Search code examples
pythoncsvassert

How to check if content of CSV file follows a specific format in Python?


I am creating a python program that take a CSV file as an input (location of file as command-line) and before doing any preprocessing, it asserts if the content of the file is in specific format and if not, raise an exception to the user stating choose correct files.

The content should be something like this:

Sr.no .  Codes .  v1 .     v2 .     v3 .     v4 .   ... v300
1 .      code1 .  val1 .   val2 .   val3 .   NA .   ... NA
2 .      code2 .  val4 .   NA .     NA .     NA .   ... NA
3 .      code3 .  val5 .   val6 .   NA .     NA .   ... NA
4 .      code4 .  val7 .   val8 .   val9 .   NA .   ... NA
.
.

Basically it should be a CSV file, with first two columns as SrNo. and Codes and next 300 columns as some values, followed by 'NA' up to 300.

If user uploads something like this

Sr.no .  Codes .  v1 .     v2 .      v3 .    . . . . . v300
1 .      code1 .  NA .     val1 .    NA .    . . . . . NA 
2 .      code2 .  val2 .   val3 .    NA .    . . . . . NA

It should raise an exception as in line with Srno=1, there is a value, in column v2 despite having NA in column v1.

Want to know, how I can assert if the content of file is in this format using Python(a sample code snippet would be helpful). Also sources from where I can learn how to assert file content content for not just this format but generic formats as well.

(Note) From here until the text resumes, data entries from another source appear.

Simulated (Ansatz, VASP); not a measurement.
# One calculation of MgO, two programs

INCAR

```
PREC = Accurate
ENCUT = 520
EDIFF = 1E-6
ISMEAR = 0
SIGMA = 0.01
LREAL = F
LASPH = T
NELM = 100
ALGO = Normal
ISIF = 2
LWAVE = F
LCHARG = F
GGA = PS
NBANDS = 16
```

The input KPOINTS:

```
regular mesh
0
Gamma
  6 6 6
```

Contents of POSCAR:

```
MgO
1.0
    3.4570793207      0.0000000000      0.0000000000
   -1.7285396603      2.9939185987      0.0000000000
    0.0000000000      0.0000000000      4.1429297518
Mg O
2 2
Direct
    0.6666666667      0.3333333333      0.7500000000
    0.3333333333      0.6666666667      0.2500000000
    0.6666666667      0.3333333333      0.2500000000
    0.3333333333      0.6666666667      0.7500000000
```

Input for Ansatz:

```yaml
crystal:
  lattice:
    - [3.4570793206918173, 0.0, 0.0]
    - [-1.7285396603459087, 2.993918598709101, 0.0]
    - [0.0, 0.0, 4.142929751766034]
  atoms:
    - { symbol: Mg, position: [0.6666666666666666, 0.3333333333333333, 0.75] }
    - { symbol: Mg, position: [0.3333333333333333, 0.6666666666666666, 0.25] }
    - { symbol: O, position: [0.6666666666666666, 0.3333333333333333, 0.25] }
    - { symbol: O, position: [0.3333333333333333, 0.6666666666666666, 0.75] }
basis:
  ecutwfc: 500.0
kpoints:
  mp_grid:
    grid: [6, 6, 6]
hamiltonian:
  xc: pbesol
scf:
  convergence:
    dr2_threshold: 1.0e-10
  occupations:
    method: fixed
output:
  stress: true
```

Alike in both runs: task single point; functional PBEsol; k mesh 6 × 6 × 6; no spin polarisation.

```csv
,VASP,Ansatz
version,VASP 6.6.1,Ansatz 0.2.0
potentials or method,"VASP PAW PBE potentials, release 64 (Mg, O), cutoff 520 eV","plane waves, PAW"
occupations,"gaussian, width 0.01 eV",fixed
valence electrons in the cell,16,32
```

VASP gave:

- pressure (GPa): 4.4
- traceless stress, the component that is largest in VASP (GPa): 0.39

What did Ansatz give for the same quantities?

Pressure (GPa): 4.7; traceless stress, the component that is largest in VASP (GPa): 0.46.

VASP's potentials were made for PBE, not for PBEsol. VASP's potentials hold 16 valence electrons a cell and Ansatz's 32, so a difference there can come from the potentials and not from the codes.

For now, I have reached up to here, and need to complete assert_format function

import sys
import csv

def assert_format(file_name):

    csv_file = open(file_name)
    reader = csv.reader(csv_file)

    #code to check format

    return True

file_name = sys.argv[1]

if assert_format(file_name):
    print("format is correct")
else:
    print("choose correct file")

Thanks in advance!


Solution

  • See if this fits your requirement:

    import sys
    import csv
    def assert_format(file_name):
        with open(file_name, 'rb') as csvfile:
            reader = csv.reader(csvfile, delimiter='.')
            for row in reader:
                flag=False
                for cell in row:
                    if(cell == 'NA' and not flag):
                            flag=True
                    elif(cell == 'NA' and flag):
                            return False
        return True
    
    file_name = sys.argv[1]
    
    if assert_format(file_name):
        print("format is correct")
    else:
        print("choose correct file")